In scanning a great many of Packer fans’ disparaging comments following the Saturday night giveaway, the one that hits home with me is that by the middle of the third quarter you knew what the outcome of the Packers-Niners game was going to be. That’s exactly how I felt, simply because we’ve been down this road before.
We’ve seen repeated failures to win the NFCCG, we’ve seen the pattern of San Francisco out-playing and out-coaching the Pack, and we’ve seen the tendency to string a bunch of three-and-out offensive drives just when the Pack was in a position to put a game out of reach.
In non-psychological lingo, after a while these memories and patterns tend to get into your head, whether it be in the heads of the fans, the players, or the coaches. Once it happens, it causes the brain to believe that what has happened before is about to happen again. These worries become self-fulfilling prophecies.
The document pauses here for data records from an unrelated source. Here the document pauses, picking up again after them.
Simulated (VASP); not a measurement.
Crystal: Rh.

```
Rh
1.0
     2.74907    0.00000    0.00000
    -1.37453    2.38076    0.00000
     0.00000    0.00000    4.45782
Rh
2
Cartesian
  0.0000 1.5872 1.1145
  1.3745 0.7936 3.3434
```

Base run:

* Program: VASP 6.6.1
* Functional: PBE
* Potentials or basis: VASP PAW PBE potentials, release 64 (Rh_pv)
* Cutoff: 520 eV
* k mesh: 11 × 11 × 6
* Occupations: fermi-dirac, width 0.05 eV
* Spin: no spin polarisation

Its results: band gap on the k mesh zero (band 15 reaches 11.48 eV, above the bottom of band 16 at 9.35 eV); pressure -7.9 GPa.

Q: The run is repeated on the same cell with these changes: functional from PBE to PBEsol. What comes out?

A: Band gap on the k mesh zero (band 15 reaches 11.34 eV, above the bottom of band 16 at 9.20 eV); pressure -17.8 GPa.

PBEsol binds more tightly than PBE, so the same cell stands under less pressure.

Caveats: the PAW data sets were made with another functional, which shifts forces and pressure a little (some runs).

This appears to have happened to Green Bay on Saturday. What makes it especially frustrating is that the team came out extremely ready to play this game, and the intensity of the defense in the first half was spectacular. It was only as the half was about to end that things started to unravel, and the thoughts of past losses started to set in.
After that fine first 11-play drive, the Packers went fumble, punt, punt, punt, and blocked field goal. The first confidence-shaker was the fumble by veteran Marcedes Lewis. This was a pass that shouldn’t have been thrown, as the Big Dog had his back to the defender, and was going to take a blind-side hit as he turned to head upfield. It was the same type of blindside tackle that caused Aaron Jones to fumble in last year’s conference championship. It was an ideal opportunity for a punch-out, and the Niners defenders are well versed at such skills – plus it wasn’t going to result in any meaningful yardage anyway.
The defense, however, prevented this turnover from lighting up the Niners. Better yet, with 1:05 remaining in the half, and San Francisco at the Green Bay 9-yard line, Garoppolo, was intercepted by Amos Otis. Next, with forty seconds left, a Niners’ defensive miscommunication allowed Aaron Jones to get ten yards behind the secondary, resulting in a 75 yard completion.
The Packers then squandered this gift by Rodgers getting sacked (and fumbling), then getting the ensuing field goal kick blocked. In so doing, as the teams left the field the momentum had swung back to the Niners.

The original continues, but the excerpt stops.